I have been slowly reading through the Verizon Data Breach Report (which is awesome!) and one thing kept niggling at me. As I read through it, this popped into my mind: Are the numbers maybe skewed by just one or a couple huge cases?
My Hypothesis: Only one or a couple of breach cases are responsible for a huge majority of the records breached.
So I started taking notes and went back into the report a bit. Satisfied with my findings, I read on not 1 more page before the authors outright stated on page 32: “The top five breaches account for 93 percent of total records compromised.” Way to deflate my balloon!
Nonetheless, it does diminish the value of the graphs dealing with number or percent of records, which I think the authors acknowledged by keying more on the breaches and less on the records disclosed. So that’s good!
Following are the notes I had taken to investigate my hypothesis. They’re here mostly just to hear myself talk, and don’t necessarily have much actual use othewise. But feel free to read if you want.
90 breaches in the study (pg 6)
285,000,000 records involved (pg 6)
financial services account for 30% of the breaches (~30) (pg 6)
financial services account for 93% of the records (265,000,000) (pg7)
external sources account for about 93% of the records (266,788,000) (pg 11)
median of external records per breach is 37,847 (pg 11)

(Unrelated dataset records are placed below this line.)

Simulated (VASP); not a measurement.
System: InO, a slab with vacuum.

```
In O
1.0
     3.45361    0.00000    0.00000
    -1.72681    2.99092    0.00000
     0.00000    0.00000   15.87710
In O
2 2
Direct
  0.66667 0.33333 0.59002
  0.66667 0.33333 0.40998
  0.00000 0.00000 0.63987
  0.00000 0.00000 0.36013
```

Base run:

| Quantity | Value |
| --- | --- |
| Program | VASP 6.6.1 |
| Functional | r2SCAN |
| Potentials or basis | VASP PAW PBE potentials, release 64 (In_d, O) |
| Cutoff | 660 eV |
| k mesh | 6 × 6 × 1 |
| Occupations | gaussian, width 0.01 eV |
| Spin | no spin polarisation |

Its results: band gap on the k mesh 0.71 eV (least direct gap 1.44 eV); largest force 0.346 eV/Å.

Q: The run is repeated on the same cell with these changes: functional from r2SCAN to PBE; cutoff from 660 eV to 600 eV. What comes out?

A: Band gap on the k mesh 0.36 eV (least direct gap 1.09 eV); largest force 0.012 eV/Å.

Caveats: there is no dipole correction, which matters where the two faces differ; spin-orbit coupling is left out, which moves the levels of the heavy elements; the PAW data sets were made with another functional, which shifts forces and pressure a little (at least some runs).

I’m going to guess that all of the meaningful financial services breaches occurred with external sources, considering the numbers above. This means that out of 30 breaches with a total record disclosure of 265,000,000, the average breach should be 8.8 million. If this were a normal distribution, the average and median should be similar, but they’re not even close. To me, this indicates just a couple large numbers, while many of the others were quite small.
95% of records were breached by an attack of high difficulty (pg 28)
There are some other numbers which indicate that there was really not just one single large incident, but at least a few. If there was just one large incident, these numbers would also be nearly 90%, but they’re not:
Financial services almost certainly were targeted by just the larger % types of hacking from the graph on page 17: SQL injection, improperly constrained or misconfigured ACLs, and unauthorized access via default or shared credentials. The attack was through a web application (79%) and remote access & mgmt (27%) and/or End-User Systems (26%). (pg 19) This could certainly indicate at least 2 major incidents that account for this huge number of records breaches in 2008. In fact, I wouldn’t be surprised if one large incident was due to a web app, and a second was a combination of remote access andend-user systems, with those two attacks being the huge majority of the records.
I’m actually surprised that no graph was presented which shows that a huge percentage of the records fell to targeted breaches, as that is what I suspect, at least with highly difficult breaches, anyway.
Certainly these couple financial services breaches housed online data, as 99.9% of all records were online data (pg 30), i.e. payment card records which were 98% of all records (pg 32).
Hell, page 32 confirms my suspicions: the top 5 breaches contribute 93% of all records. Doh!